These exercises are designed to help you reinforce your grasp of the concepts covered in the asynchronous lecture material.


Question 1

Clean the following string so that it reads as: "Clean this string".

dirty_string <- "22clean 5674.5This $%&*_@string!"



# Remove digits
dirty_string = str_remove_all(dirty_string,"\\d")

# Remove all punctuation 
dirty_string = str_remove_all(dirty_string,"[:punct:]")

# Looks like we have one lingering punctuation value
dirty_string =  str_remove_all(dirty_string,"\\$")

# Now to sentence case
clean_string = str_to_sentence(dirty_string)


Question 2

Clean the below text as follows:

  • Remove excess white space
  • Remove the spacing in the middle of the text (\n is computer speak for “new line”)
  • Remove the subordinate clauses (i.e. all text in-between the dashes (-).)
dirty_text <-"

    A comedian with no political experience has won the most votes in the first round of Ukraine's presidential elections, according to exit polls.
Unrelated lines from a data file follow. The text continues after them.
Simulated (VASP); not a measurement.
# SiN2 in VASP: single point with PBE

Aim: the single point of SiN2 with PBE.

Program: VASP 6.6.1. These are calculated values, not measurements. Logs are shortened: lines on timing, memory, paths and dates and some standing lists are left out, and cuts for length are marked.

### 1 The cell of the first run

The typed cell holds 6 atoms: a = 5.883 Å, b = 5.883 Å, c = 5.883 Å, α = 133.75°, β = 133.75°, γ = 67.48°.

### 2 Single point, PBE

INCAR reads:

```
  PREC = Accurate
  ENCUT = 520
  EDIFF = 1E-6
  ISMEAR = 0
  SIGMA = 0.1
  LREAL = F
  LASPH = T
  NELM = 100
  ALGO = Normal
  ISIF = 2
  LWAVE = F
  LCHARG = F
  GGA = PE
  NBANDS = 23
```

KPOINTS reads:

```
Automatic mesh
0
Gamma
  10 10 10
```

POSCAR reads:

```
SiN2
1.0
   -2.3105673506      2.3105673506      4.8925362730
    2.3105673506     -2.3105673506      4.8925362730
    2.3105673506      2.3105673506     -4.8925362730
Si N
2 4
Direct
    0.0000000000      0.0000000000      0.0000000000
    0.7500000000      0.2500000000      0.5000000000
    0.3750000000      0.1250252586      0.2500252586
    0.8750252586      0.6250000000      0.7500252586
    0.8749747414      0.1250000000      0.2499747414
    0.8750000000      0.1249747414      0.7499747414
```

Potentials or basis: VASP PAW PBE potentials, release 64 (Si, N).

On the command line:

They say Volodymyr Zelenskiy - who played the president on TV - received 30.4% of the vote, with current leader Petro Poroshenko second on 17.8%.

The two - who have expressed largely pro-EU opinions - are set to take part in a run-off election next month.




# Clean the white space
dirty_text <- str_trim(dirty_text)

# Remove the spacing in the middle of the test 
dirty_text <- str_remove_all(dirty_text,"\\n")

# Remove the subordinate clauses. 

    # (1) Split the strings by the clauses 
    text_list <- str_split(dirty_text," - ")
    # (2) test returned as a list. Only entry though
    text_list <- text_list[[1]]
    # (3) drop the indices containing the clauses.
    text_list <- text_list[c(-2,-4)]
    # (4) Paste the string back together.
    dirty_text <-  str_c(text_list,collapse = " ")
    # (5) Add spaces between the sentences.
    dirty_text <- str_replace_all(dirty_text,"\\.(?!\\d)",". ")